(559a) Reaction Mechanisms and Kinetic Modeling of Ternary Thiol-Vinyl Photopolymerizations | AIChE

(559a) Reaction Mechanisms and Kinetic Modeling of Ternary Thiol-Vinyl Photopolymerizations


Reddy, S. - Presenter, University of Colorado, Boulder
Bowman, C. N. - Presenter, University of Colorado, Boulder

Photopolymerization is one of the most rapidly expanding processes for materials production, with more than 20% annual growth in a multibillion dollar industry that is employed over a wide range of fields. It is one of the most energy efficient processes known and can be used as a 100% solvent free process for extremely rapid, pollution-free curing of polymer coatings from liquid monomers. However, the applicability and utility of the traditional acrylic and methacrylic systems is currently limited due to several disadvantages associated with the polymerization. Thiol-vinyl photopolymerizations, which are free radical polymerization reactions between thiol (-SH) containing monomers and vinyl containing monomer (-C=C), represents a radical shift in polymerization mechanism that addresses all the disadvantages associated with acrylic polymerizations. The binary thiol-vinyl polymerization scheme leads to significant advantages related to reduction/elimination of oxygen inhibition, delayed gelation, lowered volume shrinkage and shrinkage stress, homogeneous network evolution, and high functional group conversions. Employing ternary thiol-vinyl systems (thiol-ene-ene and thiol-ene-acrylate systems) further offer several distinct additional advantages for thiol-vinyl photopolymerizations. These advantages are primarily due to enhanced control and tailorability over polymerization kinetics and polymer material properties. These ternary thiol-vinyl formulations also provide a unique framework through which control over curing kinetics transforms into control over polymer network architecture. To control the relative consumption of individual components in ternary systems and thereby impact network properties, it is essential to be able to predict the polymerization kinetics in these systems. In this work, we utilize rate parameters from binary thiol-ene systems for predicting the ternary polymerization kinetics.  

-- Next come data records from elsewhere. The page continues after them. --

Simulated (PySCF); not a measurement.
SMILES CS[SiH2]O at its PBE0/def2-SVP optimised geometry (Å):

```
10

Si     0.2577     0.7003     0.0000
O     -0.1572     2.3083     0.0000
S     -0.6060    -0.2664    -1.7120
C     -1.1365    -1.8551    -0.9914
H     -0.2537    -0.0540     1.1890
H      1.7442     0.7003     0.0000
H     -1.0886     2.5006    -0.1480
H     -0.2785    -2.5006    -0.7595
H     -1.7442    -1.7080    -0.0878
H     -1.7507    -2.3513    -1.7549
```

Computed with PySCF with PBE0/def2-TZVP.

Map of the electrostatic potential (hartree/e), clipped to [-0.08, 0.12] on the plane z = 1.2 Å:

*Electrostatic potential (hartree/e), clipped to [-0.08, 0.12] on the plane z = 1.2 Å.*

The reaction kinetic parameters in binary thiol-vinyl systems were first quantified by utilizing modified unsteady state rotating sector experimental technique. In order to utilize this technique to quantify kinetic parameters, analytical equations were developed to express thiol-vinyl unsteady state polymerization rates. Kinetic parameters in several binary thiol-vinyl systems were determined by utilizing the analytical expressions for steady state and unsteady state polymerizations and experimental knowledge of ts from rotating sector analysis. Although the polymerization kinetics of thiol-vinyl systems has been long investigated, our current work is the first study to have the ability to quantify the kinetic parameters in these systems and to demonstrate the relative importance of termination events.  

The kinetic parameters determined through unsteady state analysis of binary systems were employed for the prediction of curing kinetics of ternary thiol-vinyl systems. Utilizing a polymerization kinetics model developed for ternary thiol-vinyl systems and the reaction kinetic parameters for the corresponding binary systems, the polymerization kinetics of several thiol-ene-ene and thiol-ene-acrylate systems were successfully predicted. For example, Figure 1 presents the experimental polymerization kinetics of one particular ternary thiol-vinyl system, thiol-vinyl ether-norbornene system, along with modelling predictions. Ternary thiol-vinyl systems were shown to provide several additional advantages over traditional binary thiol-vinyl systems. These advantages include, enhanced consistency of material properties with small changes in monomer compositions, superior mechanical properties (Figure 2), and unique opportunities for photolithographic development of holographic patterns.  

An ability to predict the relative consumptions of monomers in ternary systems would facilitate understanding of network evolution in these systems. Further, it would lead to improved monomer chemistry variation, in which we are able to control the network properties of the formed networks.  

Figure 1: Model predictions and experimental data for conversion versus time of ternary thiol-vinyl-norbornene photopolymerizations. Thiol (O,—), vinyl ether (r,– –),and norbornene (,---) conversions for initially  1:1:0.5 stoichiometric ratios of thiol: vinyl: norbornene functionalities. All the kinetic parameters employed for modeling are experimentally determined

Figure 2: Loss tangent curve of a ternary thiol-vinyl systems, demonstrating its superior material property of high glass transition temperature (Tg) as well as narrow Tg width. The ternary system is formed from 1:1:2 stoichiometric ratios of tetrathiol, divinyl ether, and Tricyclodecanediol diacrylate monomers.